It is a tough question that Pat Stogran, the retired colonel and soon-to-be former veterans ombudsman, insists Canadians ask themselves about the war in Afghanistan this week.
With combat operations slated to wind down next July - or possibly even next spring - Thursday could be the last war-time Remembrance Day for years to come.
Nov. 11, the date the Armistice took effect in 1918 to end the slaughter of the First World War, was originally meant as a day of reflection.
That kind of soul-searching should not be passed off lightly this year as the country makes the transition from war to self-imposed peace, Mr. Stogran said.
He said ordinary citizens and political leaders should think seriously about how and when they commit soldiers to war and ask themselves why Canada was in Afghanistan in the first place.
"We've paid a high price in terms of human sacrifice and is it all for naught?" Mr. Stogran said in a recent interview with The Canadian Press.
Mr. Stogran, who commanded the country's first battle group in Kandahar in 2002, said if the country has lost the will to fight, it should fold up the tents and not wait until the spring because any deaths from here on would be in vain.
"Let's pull out now. Why should we have one more person die if we're not committed to the long-term?"
Mr. Stogran was in command when four Canadian soldiers were killed and eight others wounded in a friendly fire attack in April 2002. It haunted him every day for years, he said.
The Harper government is on track to meet its deadline of pulling the army out of combat by next summer, with all equipment brought home by the end of 2011.
An increasing number of military families, including some of the 152 soldiers who have been killed, are asking the same question as Mr. Stogran.
The government has been mute on its reasons and plans for dropping out of the war, other than to say it respects the parliamentary motion to end combat operations and withdraw from Kandahar.
The motion left open the door for further involvement elsewhere in Afghanistan after 2011, but Prime Minister Stephen Harper slammed the door shut on that in 2008 when he declared all troops were coming home.
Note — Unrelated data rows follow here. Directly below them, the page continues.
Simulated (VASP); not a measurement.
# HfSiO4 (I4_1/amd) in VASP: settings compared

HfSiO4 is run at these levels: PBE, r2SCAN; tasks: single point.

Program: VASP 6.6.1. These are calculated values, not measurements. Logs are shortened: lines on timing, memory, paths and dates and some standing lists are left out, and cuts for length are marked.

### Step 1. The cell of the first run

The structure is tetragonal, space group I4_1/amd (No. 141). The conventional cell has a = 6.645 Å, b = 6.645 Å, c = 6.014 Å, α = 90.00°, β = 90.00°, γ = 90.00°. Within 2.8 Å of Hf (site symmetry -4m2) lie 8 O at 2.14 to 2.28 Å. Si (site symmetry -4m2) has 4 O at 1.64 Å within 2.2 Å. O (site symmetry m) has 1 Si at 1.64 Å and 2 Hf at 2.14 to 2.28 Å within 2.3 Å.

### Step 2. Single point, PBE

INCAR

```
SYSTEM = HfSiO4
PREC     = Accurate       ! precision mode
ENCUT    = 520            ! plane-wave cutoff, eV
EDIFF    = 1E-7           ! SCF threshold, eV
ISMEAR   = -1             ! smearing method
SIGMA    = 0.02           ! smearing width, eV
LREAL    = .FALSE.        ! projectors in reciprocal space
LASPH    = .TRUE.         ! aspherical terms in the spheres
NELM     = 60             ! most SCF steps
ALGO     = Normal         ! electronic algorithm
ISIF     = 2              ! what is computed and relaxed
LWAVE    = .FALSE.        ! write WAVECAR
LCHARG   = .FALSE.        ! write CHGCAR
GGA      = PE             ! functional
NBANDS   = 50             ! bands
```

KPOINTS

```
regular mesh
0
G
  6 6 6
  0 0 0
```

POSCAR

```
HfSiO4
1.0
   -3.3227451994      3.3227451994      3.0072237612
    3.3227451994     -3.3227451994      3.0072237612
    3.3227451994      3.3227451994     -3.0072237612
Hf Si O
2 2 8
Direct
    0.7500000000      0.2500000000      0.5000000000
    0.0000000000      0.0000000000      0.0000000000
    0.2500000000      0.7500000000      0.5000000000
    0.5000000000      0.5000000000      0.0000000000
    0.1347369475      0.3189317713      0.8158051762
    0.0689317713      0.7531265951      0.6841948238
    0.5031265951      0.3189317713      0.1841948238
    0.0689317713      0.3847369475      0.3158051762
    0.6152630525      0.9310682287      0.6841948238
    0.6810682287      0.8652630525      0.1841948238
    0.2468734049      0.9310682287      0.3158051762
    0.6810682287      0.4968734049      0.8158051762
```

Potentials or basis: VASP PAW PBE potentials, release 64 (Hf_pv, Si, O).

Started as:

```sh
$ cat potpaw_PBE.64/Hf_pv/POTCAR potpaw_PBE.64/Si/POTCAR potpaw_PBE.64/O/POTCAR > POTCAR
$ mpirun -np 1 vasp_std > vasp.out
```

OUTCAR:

The opposition Liberals and the Senate have argued for some kind of meaningful military role, such as training the fledgling Afghan military force.
The army is acutely aware of finding meaning for the struggle.
The narrative most often heard around the mess halls is that Canada held the fort in Kandahar until the Americans could arrive. But even that is thin for soldiers who've been there and bled.
In his order laying down the markers for the withdrawal, the general in charge of Canada's overseas command paid special attention to legacy.
"It is critical the legacy of our soldiers, sailors and aircrew be protected and built upon," wrote Lieutenant-General Marc Lessard, in a copy of the order obtained by The Canadian Press under access to information laws.
A parade of cabinet ministers have said the country will remain engaged with diplomacy and development, but Mr. Stogran said he's seen no evidence of it.
"If it's not worth that kind of diplomatic effort, if it's just about whether we have boots on the ground to serve as witnesses, hostages or victims, then let's bring them back now," he said.
In some respects, Mr. Stogran is the embodiment of the failed hopes and politics that went in to the war.
A soldier used as a poster boy for the old Canadian Alliance party pamphlets, he was appointed the country's first veterans ombudsman three years ago.
He said he discovered that many promises to help veterans were hollow, and when he spoke up he was shut out and marginalized by the government.
Mr. Stogran, who suffers from post-traumatic stress disorder, was written off by the Conservatives after a couple of angry closed-door meeting with both the present veterans affairs minister, Jean-Pierre Blackburn, and his predecessor, Greg Thompson.
Mr. Stogran will be replaced Thursday by Guy Parent, a former chief warrant officer for the Canadian Forces.
Regardless of his future, Mr. Stogran said the government will have to explain what the war was all about to not only families of the dead, but also the wounded who will show up at future Remembrance Day services.